Solution and Technology Stack
Used tools:
- Python library :
- Hardware : Laptop Acer Predator Helios 300, Intel-12700H, 48 GB Ram, Gen4 SSD, RTX3070Ti Laptop GPU, 8 GB Vram
Project Details and Results
-
Data Collection
I encountered difficulties in gathering data through Kaggle.com, so the solution was to create a bot. I developed an automation bot using the Selenium module to collect facial images. The bot's task is to gather images by using celebrity names as keywords, searching through Google Images, and downloading as many images as needed (100 images per keyword in this case). To speed up the data collection process, I implemented multi-threading, running 10 bots simultaneously, each with different keyword tasks. For the initial data collection, I used 300 celebrity names as keywords.
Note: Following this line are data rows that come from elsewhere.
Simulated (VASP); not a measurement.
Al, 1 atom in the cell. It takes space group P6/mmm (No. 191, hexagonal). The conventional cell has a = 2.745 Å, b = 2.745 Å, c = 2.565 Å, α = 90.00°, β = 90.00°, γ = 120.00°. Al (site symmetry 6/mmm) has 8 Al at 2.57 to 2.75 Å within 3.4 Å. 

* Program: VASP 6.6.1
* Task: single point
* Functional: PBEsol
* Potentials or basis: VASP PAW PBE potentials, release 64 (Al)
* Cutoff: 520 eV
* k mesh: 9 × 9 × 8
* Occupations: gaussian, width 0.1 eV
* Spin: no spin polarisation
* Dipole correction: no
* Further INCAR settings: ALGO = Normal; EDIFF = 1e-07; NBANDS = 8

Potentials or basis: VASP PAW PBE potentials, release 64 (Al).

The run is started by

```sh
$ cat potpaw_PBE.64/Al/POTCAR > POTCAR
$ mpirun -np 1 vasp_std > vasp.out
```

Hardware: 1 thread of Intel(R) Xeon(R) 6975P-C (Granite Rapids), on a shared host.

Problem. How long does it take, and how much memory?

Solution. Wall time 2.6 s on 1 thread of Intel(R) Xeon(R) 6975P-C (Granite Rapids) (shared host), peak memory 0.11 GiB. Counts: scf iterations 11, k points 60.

In total, I collected around 28,926 image files, organized into folders based on the respective keywords.
-
Cropping Images
I encountered an issue where the downloaded images were random, so I needed to ensure that I was specifically getting facial images. The solution was to create an automation process that could crop only the faces using OpenCV, leveraging the Haar Cascade method.
-
Data Cleaning
-
At this stage, I had to manually verify whether the collected facial images were correct, as sometimes the images included pictures of other individuals. I needed to remove any faces that did not match the criteria.
-
In this step, I calculated the cropped images to ensure the sample set was heterogeneous. The folder of cropped images needed to contain 50 images; once a folder met this requirement, my code would copy the images to another directory.
-
At this point, I had to manually select 100 folders to be used as samples.
-
Finally, each folder of images needed to have 100 sample images. To achieve this, I created code that could duplicate images as necessary.
-
-
Training Model
-
I loaded the samples into an array with 96 x 96 pixels as my input tensor, consisting of 10,000 samples. In this case, the input tensor represents celebrity face images, and the output tensor corresponds to 100 celebrity names.
-
I used 10,000 images as my sample set, with 7,000 images allocated for training (70%), 2,000 images for testing (20%), and 1,000 images for validation (10%). The deep learning CNN models will use 26 million trainable parameters.
-
The model was tested over 50 epochs and achieved an accuracy of over 0.80 OR 80%.
-
I evaluated the model using the test samples, and the results confirmed an accuracy of over 0.80 or 80%.
-
-
Filter & Feature Map Check
-
Here are examples of filters produced by this deep learning model.
-
Here are feature maps generated by this deep learning model.
-
-
Testing Trained Model
I created test images for demonstration purposes as a benchmark for my actual accuracy.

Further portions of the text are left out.